UKAI

Innovation

Investment & Funding

Attracting investment is fundamental to drive growth in the AI sector, unlocking new capital sources like pension funds and fostering a strong investment ecosystem, while addressing challenges like international competition and recognising the impact of taxation.

Economic growth relies upon attracting investment. Stimulating growth in the AI sector will require further investment, not only in the technology companies but in both the social and economic infrastructure to support these companies. Government can play a role in highlighting the investment opportunities and attracting external investors, as well as creating an environment that supports those investments. Investors are looking for economic stability as well as physical and social infrastructure, which will make their investments successful.

High growth technology companies rely upon growth capital to scale and compete internationally. US companies have access to much larger pools of investment, giving those companies significant advantages. The Government can incentivise investment in high growth companies in a number of ways. The SEIS and EIS tax schemes provided powerful incentives for small investors to invest their capital in early stage businesses. Further incentives of this sort should be encouraged, that draw further investment into the sector. At the institutional level, the UK lags far behind other countries when it comes to investment from pension funds in early stage startups. Unlocking access to pension funds investment could bring huge additional investment into the UK, driving economic growth and social progress. Linking pensions to technology in this way, brings society together in one shared interest.

Government has an important role to play in securing and directing existing innovation funding and tax credits for research and development, ensuring that this is focused as efficiently as possible on the areas that need it most. Government can also champion innovative solutions and encourage their use within the public sector to increase productivity and improve outcomes. This can be done through continued work to make Government procurement more open and increased focus on ‘Government as a Customer’.

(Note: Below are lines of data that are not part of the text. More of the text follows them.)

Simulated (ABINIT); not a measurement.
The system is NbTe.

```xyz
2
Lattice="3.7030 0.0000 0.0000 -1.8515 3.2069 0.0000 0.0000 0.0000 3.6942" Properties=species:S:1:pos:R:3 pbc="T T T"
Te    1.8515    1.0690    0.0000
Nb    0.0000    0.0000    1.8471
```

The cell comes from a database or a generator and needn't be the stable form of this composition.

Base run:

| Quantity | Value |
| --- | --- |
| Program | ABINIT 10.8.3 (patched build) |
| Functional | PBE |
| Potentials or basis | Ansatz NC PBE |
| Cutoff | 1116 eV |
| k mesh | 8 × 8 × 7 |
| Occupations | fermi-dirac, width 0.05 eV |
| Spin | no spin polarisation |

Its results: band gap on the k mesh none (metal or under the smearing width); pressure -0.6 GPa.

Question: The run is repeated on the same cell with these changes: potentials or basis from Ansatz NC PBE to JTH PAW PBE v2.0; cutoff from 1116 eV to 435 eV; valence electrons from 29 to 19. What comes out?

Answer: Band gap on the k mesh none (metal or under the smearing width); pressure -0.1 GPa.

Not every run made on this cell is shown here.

Any discussion of investment must also consider the impact of changes to the UK tax structure, where significant increases in tax can act as a major disincentive to additional investment. For example, increased UK taxes could influence founders looking to raise their next round to relocate to lower tax regions. Higher taxation can also deter potential senior hires from relocating to the UK, where they could be charged increased capital gains taxes on their stock in the event of an exit.

In addition to raising these areas for discussion, UKAI is also building an ecosystem to bring together high growth businesses with significant global potential with investors. We aim to showcase best practice and share case studies of successful UK AI businesses.